Data Flow Diagram (DFD) provides a visual representation of the flow of information (i.e. data) within a system. By creating a Data Flow Diagram, you can tell the information provided by and delivered to someone who takes part in system processes, the information needed in order to complete the processes and the information needed to be stored and accessed. Data Flow Diagram is widely-used in software engineering. You can use DFD in modeling information systems. This article describes and explain Data Flow Diagram (DFD) by using a customer service system as an example.
The CS System Example
The data flow diagram is a hierarchy of diagram consist of:
- Context Diagram (conceptually level zero)
- The Level-1 DFD
- And possible Level-2 DFD and further levels of functional decomposition depending on the complexity of your system
The figure below shows a context Data Flow Diagram that is drawn for a railway company's Customer Service System. It contains a process (shape) that represents the system to model, in this case, the "CS System". It also shows the participants who will interact with the system, called the external entities. In this example, CS Assistant and Passenger are the two entities who will interact with the system. In between the process and the external entities, there are data flow (connectors) that indicate the existence of information exchange between the entities and the system.
Context DFD is the entrance of a data flow model. It contains one and only one process and does not show any data store.
Level 1 DFD
The figure below shows the level 1 DFD, which is the decomposition (i.e. break down) of the CS System process shown in the context DFD. Read through the diagram and then we will introduce some of the key concepts based
The CS System Data Flow Diagram example contains four processes, two external entities and four data stores. Although there is no design guidelines that governs the positioning of shapes in a Data Flow Diagram, we tend to put the processes in the middle and data stores and external entities on the sides to make it easier to comprehend.

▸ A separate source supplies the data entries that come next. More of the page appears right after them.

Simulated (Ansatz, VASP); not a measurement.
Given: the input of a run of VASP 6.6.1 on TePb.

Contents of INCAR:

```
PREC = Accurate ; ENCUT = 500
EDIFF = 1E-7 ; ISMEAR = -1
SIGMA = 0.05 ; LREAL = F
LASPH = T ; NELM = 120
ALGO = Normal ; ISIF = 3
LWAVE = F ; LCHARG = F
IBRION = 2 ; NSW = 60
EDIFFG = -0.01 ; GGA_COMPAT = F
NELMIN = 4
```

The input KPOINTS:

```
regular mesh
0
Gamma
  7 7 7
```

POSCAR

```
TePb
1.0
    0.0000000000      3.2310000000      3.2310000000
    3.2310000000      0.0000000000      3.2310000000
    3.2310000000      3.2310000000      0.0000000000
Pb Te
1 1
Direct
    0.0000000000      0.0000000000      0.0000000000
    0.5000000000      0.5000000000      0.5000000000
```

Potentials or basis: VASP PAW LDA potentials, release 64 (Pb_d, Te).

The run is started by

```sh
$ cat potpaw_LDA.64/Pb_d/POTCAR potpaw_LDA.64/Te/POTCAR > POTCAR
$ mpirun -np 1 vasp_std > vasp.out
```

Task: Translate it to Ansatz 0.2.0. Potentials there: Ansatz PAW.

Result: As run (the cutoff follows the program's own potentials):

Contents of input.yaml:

Based on the diagram, we know that a Passenger can receive Transport details from the Inquiry Transport Details process, and the details are provided by the data stores Transport Details and Railway Live Statistic. While data stored in Transport Details are persistent data (indicated by the label "D"), data stored in Railway Live Statistic are transient data that are held for a short time (indicated by the label "T"). A callout shape is used to list out the kind of details that can be inquired by passenger.
CS Assistant can initiate the Buy Souvenir process, which will result in having the Order details stored in the Order data store. Although customer is the real person who buy souvenir, it is the CS Assistant who accesses the system for storing the order details. Therefore, we make the data flow from CS Assistant to the Buy Souvenir process.
CS Assistant can also initiate the Buy Ticket process by providing Order details and the details will be stored again in the Order data store. Data Flow Diagram is a high level diagram that is drawn with a high degree of abstraction. The data store Order which is drawn here does not necessarily imply a real order database or order table in a database. The way how order details are stored physically is to be decided later on when implementing the system.
Finally, CS Assistant can initiate the Report Lost process by providing the Incident and item details and the information will be stored in the Lost Item database.
Data Flow Diagram Tips and Cautions
Stating the type of data with D, M and T
Each data store which is drawn in a Data Flow Diagram are prefixed by a letter, which is 'D' by default. The letter indicates the kind of data the data store holds. The letter 'D' is used to represent a persistent computerized data, which is probably the most common kind of data type in a typical information system. Besides computerized data, data can also be held for a short time in temporary. We call this kind of data transient data and is represented by letter 'T'. Sometimes, data is stored without the use of a computer. We call this kind of data manual data and is represented by letter 'M'. Finally, if the data is stored without using computer and also is held for a short time, this is known as manual transient data and is represented by T(M).
Be aware of the level of details
In this Data Flow Diagram example, the word "details" is used many times when labeling data. We have "transport details" and "order details". What if we write them explicitly as "route information, train times and delays", "souvenir name, quantity and amount" and "ticket type and amount"? Is this correct? Well, there is no definite answer to this question but try to ask yourself a question when making a decision. Why are you drawing a DFD?
In most cases, Data Flow Diagram is drawn in the early phase of system development, where many details are yet to be confirmed. The use of general terminologies like "details", "information", "credential" certainly leave room for discussion. However, using general terms can be kind of lacking details and make the design lost its usefulness. So it really depends on the purpose of your design.
In a Data Flow Diagram, we focus on the interactions between the system and external parties, rather than the internal communications among interfaces. Therefore, data flows between interfaces and the data stores used are considered to be out of scope and should not be shown in the diagram.
Don't mix up data flow and process flow
Some designers may feel uncomfortable when coming across a connector connecting from a data store to a process, without showing the step of data request being specified on the diagram. Some designers will attempt to put a request attached to the connector between a process and a data store, labeling it "a request" or "request for something", which is surely unnecessary.
Keep in mind that Data Flow Diagram was designed for representing the exchange of information. Connectors in a Data Flow Diagram are for representing data, not for representing process flow, step or anything else. When we label a data flow that ends at a data store "a request", this literally means we are passing a request as data into a data store. Although this may be the case in implementation level as some of the DBMS do support the use of functions, which intake some values as parameters and return a result, however, in data flow diagram, we tend to treat data store as a sole data holder that does not possess any processing capability. If you want to model the system flow or process flow, you could use either Activity Diagram or BPMN Business Process Diagram instead. If you want to model the internal structure of data store, you may use Entity Relationship Diagram.